We didn’t have a washing machine.

My mother did the laundry in the bathtub, using a washboard, and she hung the clothes on a line. We lived in an attic apartment, the top floor of a Queen Anne in what once had been the most fashionable quarter of Paterson, New Jersey, and which was still one of the nicer parts of town. The houses were mostly single-family, middle class, though the dentist on the corner had live-in help and a grand piano, and a man on the next block had a butler. The old couple who rented us our place owned a lot of houses, and my father’s father, a plumber, had worked in them. When he told the landlord that his son was getting married and needed an apartment, the landlord said that he had one on the top floor of his own house. It was a perfect starter place. My parents lived there for thirty years.

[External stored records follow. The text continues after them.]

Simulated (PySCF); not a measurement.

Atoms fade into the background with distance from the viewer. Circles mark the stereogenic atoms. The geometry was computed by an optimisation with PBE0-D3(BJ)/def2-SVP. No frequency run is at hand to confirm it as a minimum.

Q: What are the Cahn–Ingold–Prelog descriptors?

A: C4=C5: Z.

There were a lot of reasons we never moved. The attic was ridiculously cheap – fifty dollars a month, including, as my father liked to point out, “gas, electric, and heat.” It had a big yard, a driveway, and a room in the basement where my father could putter. He had moved around a lot as a kid, during the Depression, going from one cold-water flat to another, and that attic must have seemed as stable and permanent a home as any split-level in the suburbs. Anyway, he didn’t have the homeowning gene.

If my mother did, she never let on. I don’t remember her ever starting a “how come all my friends have houses” quarrel, and she never complained about sitting on a bench scrubbing clothes in the bathtub, or lugging them downstairs to the line. She might have, eventually, but that primitive laundry ritual didn’t last. There was a brief period when we went to a laundromat, when one opened a few blocks away, but the big change came when my grandmother got a washing machine. 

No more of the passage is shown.